T. and I are going to get as legally bound to each other as we can be in the District of Columbia. Socially, we can only be as bound as people around us are willing to acknowledge. But the downstairs neighbors--male and female--have a bond that's recognized legally in every state, by the federal government, and, through reciprocity, in other countries. Socially, all they have to say is, "We're married," for their relationship to be recognized and respected by whoever they talk to, no matter where they go.

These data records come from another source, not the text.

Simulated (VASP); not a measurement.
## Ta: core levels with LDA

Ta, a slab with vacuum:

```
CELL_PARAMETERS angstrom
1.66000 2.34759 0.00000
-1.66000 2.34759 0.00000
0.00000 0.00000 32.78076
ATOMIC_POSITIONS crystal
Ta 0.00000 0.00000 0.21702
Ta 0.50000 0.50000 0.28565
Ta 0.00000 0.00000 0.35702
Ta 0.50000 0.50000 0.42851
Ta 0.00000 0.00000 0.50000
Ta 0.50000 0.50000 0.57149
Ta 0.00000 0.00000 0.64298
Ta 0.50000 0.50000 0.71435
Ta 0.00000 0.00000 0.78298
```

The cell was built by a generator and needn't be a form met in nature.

Getting married is a political act. It's lovely and giddy...and grave, and deeply significant. Those of you who
can marry, do it with the solemn awareness that you're allowed a place in the world that other people are barred from. We're happy to see you there, and hope you treat it with care. Because one day we want to be there, too.
* * *
It was a lovely engagement party. Dad brought four bottles of wine that I've seen the price of in the store and wondered if I would ever drink anything that cost that much per ounce. (And yes, it really was that good.) When the Cowboy came in the door, T. gave him a big, strong hug as if he were her long-absent brother (how does she know to do these things? Can I learn?), and I saw that hard, sad bit inside dissolve, at least for one night. Mom explained that she and Ben eloped because her high school best friend had had a nice Jewish wedding, complete with carrying the bride and groom around the dance floor on chairs, and her best friend got dropped and broke her wrist on her wedding day, which convinced Mom that weddings were dangerous. Wonder Woman said, "If I'd had as much sense about who to marry as you do, I'd still be married." Duke, passing by, chimed in, "I knew who
not to marry; does that count?"
Wabbit--I know, sis. And you are the bravest of all the brave critters. If not doing it would make things better for you, I would not do it. But you made sure to tell me that would be stupid. Whether it would be or not, thank you.
Platypus, wurds r lame. I don't have any good enough. You make me strong and smart just by expecting me to be. You never complained when I dogged on the rope. I'm here whenever you need to pause for breath.